AI-Fuelled Cyber Attacks Surge 70% as Automation Reshapes the Threat Landscape, Check Point Warns
Cyber attacks are accelerating at a pace few organisations were prepared for, driven in large part by the growing use of automation and artificial intelligence by threat actors. New findings from Check Point Software suggest that the mechanics of cybercrime are shifting rapidly, challenging long-held assumptions about how attacks are launched, scaled, and defended against.
According to the company’s Cyber Security Report 2026, organisations worldwide faced an average of 1,968 cyber attacks per week throughout 2025. That figure represents a 70% increase compared with 2023, underscoring how quickly the threat environment has intensified.
Automation Changes the Rules of Engagement
Check Point researchers say the increase is not just about volume. Automation and AI are allowing attackers to move faster, operate with greater consistency, and strike across multiple attack surfaces simultaneously.
Techniques that once required highly skilled and well-resourced groups are now more widely accessible. As a result, smaller teams and loosely organised actors are able to launch campaigns that appear highly coordinated and, in many cases, tailored to specific organisations or individuals.

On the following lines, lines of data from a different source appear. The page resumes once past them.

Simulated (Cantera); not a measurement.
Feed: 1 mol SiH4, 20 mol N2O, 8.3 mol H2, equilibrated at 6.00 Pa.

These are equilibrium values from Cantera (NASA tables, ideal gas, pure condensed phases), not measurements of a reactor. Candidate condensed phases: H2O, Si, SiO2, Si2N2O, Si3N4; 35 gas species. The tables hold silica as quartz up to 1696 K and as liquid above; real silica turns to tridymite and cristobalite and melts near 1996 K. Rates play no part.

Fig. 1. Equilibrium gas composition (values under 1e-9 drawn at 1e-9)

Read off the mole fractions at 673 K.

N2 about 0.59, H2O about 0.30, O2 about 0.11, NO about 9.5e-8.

“AI is changing the mechanics of cyber attacks, not just their volume,” said Lotem Finkelstein, vice president of research at Check Point Software. “We are seeing attackers move from purely manual operations to increasingly higher levels of automation, with early signs of autonomous techniques emerging.”
Risky AI Use Inside Organisations
The report also highlights a parallel risk emerging from within organisations themselves. As AI tools become embedded in everyday business workflows, they are creating new opportunities for data exposure and abuse.
Over a three-month period, 89% of organisations analysed encountered what Check Point described as risky AI prompts. Roughly one in every 41 prompts fell into a high-risk category, suggesting that sensitive information or unsafe instructions are regularly being fed into AI systems.
This internal activity widens the attack surface, particularly when employees use unsanctioned tools or fail to understand how data submitted to AI platforms may be stored, processed, or reused.
AI Across the Attack Workflow
Check Point’s researchers observed AI being applied at multiple stages of cyber operations. These included reconnaissance, where automation accelerates the mapping of targets, as well as social engineering, where AI helps craft convincing and context-aware messages.
AI is also increasingly involved in decision-making during attacks, allowing threat actors to adjust tactics in near real time. The result is more integrated campaigns that blend human deception with machine-driven efficiency.
Ransomware Becomes More Fragmented
The report notes that ransomware operations continue to splinter into smaller, more specialised groups. Rather than a handful of dominant gangs, the ecosystem is becoming decentralised, with distinct players handling access, negotiation, or infrastructure.
Extorted victims increased by 53% year on year, while the number of new ransomware-as-a-service groups rose by 50%. Check Point says AI is now being used not only for targeting but also during negotiations, helping attackers optimise pressure tactics and operational efficiency.
Social Engineering Moves Beyond Email
While phishing emails remain a staple, attackers are increasingly coordinating social engineering across multiple channels. Campaigns now routinely span email, websites, phone calls, and collaboration platforms.
Check Point highlighted a sharp rise in ClickFix techniques, which surged by 500%. These attacks rely on fraudulent technical prompts designed to manipulate users into taking harmful actions. Phone-based impersonation has also evolved, becoming more structured and closely tied to broader intrusion attempts.
The digital workspace has emerged as a focal point, mirroring the rapid integration of AI into browsers, software-as-a-service platforms, and collaboration tools.
Edge and Infrastructure Exposure
The report points to growing weaknesses at the network edge. Unmonitored edge devices, VPN appliances, and internet-of-things systems are increasingly being used as relay points during attacks.
By routing activity through these systems, attackers are able to blend malicious traffic with legitimate network flows, making detection more difficult.
Check Point also flagged risks tied to AI infrastructure itself. Analysis conducted by Lakera, a Check Point company, found security weaknesses in 40% of 10,000 Model Context Protocol servers reviewed, highlighting the exposure created as AI agents and services are embedded deeper into enterprise environments.
Reassessing Security Priorities
In response to these trends, Check Point urges security leaders to reassess controls across networks, endpoints, cloud environments, and email systems. It also points to secure access service edge as a key area requiring renewed scrutiny.
The company emphasises the need for governance and visibility into AI usage, covering both sanctioned and unsanctioned tools. Blocking AI outright, it warns, may drive risky behaviour underground rather than reducing exposure.
Additional priorities include securing the digital workspace across collaboration tools, browsers, SaaS applications, and voice channels, as well as inventorying and protecting edge assets such as VPN appliances and IoT systems. Consistent visibility and enforcement across on-premises, cloud, and edge environments is becoming essential as AI-driven threats continue to evolve.